Hacker News new | ask | show | jobs
by Arnt 2638 days ago
The question doesn't really make sense, because that's not what unicode is.

Unicode encodes what's necessary for printing books since about 1900 (and a bit more, but that's a fair one-sentence summary). What you want to validate isn't that you'd be able to print every kind of book printed since 1900. You're only interested in some of the alphabets, and you may be interested in more functionality than just printing. For example you may need sorting, or character input with the right sort of interactive appearance changes, or equality testing.

If you decide what you want to work, then googling usually finds a suitable test quickly.

1 comments

Right, but if you're making a word processor or a web forum or a registration form what you want might be "Well, I don't speak languages that need complex scripts, but I'd be happy to support other people's scripts if it's easy"
The easiest test for "does my software handle Unicode somewhat better than dumbly" is emoji. If your users aren't already deluging you with emoji in their content in 2019, grab the emoji keyboard from your Operating System, often easy to find on most "soft keyboard overlays" such as mobile platforms. (In Windows 10 for the last year or so there are two keyboard shortcuts that work everywhere: Windows Key+. and Windows Key+;)

Many emoji these days are quite complex Unicode sequences with a number of them in the so-called "Astral Plane" meaning they need more than 16-bits to accurately display (proving you aren't treating UTF-8 or UTF-16 as if it was UCS-2), and as sequences include a lot of fun non-visible codepoints ("characters") such as the Zero-Width Joiner, and are very susceptible to breaking if accidentally dropped, reordered, or otherwise spliced (possibly proving you aren't doing back string math or manipulation at the codepoint level rather than the glyph/sequence/combined-character level).

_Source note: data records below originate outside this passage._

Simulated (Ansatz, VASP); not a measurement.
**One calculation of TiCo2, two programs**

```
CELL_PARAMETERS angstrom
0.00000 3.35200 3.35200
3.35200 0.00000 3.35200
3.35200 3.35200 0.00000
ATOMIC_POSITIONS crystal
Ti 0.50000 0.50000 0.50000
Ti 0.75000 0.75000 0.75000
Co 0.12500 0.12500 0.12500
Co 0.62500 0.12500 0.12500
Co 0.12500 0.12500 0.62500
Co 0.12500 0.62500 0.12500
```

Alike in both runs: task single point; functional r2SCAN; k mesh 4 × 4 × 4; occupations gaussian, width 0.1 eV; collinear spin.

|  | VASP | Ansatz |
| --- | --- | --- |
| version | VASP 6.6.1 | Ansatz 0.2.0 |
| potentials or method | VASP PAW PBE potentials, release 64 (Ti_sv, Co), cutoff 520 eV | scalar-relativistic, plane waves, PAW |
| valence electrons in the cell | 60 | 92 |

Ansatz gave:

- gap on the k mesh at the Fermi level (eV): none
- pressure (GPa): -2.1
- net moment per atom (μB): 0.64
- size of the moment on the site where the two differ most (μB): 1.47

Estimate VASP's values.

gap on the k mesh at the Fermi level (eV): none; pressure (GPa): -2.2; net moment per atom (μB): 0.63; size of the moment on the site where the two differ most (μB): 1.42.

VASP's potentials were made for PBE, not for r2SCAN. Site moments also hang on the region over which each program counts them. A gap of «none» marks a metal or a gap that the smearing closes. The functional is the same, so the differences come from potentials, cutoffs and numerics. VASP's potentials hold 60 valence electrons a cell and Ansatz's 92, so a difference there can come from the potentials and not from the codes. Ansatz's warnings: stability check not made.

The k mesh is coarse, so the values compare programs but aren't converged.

[ETA: Useful sequences to test are any that support the skin-tone and gender modifiers. On Windows, the various "cat occupation" emoji are also interesting sequences such as ninja cat and astro cat. Other platforms have similar unique "fun" sequences that are noticeable at a glance when right/wrong.]

It's not entirely true that if you support emoji well you support any Unicode user's script well, but if you support emoji well you probably don't do anything particularly stupid to make other Unicode users unhappy.

Indeed. And if you're doing other things your test is a different one. It depends.

BTW, if you want to discuss which languages's scripts are complex… office, office, office, office.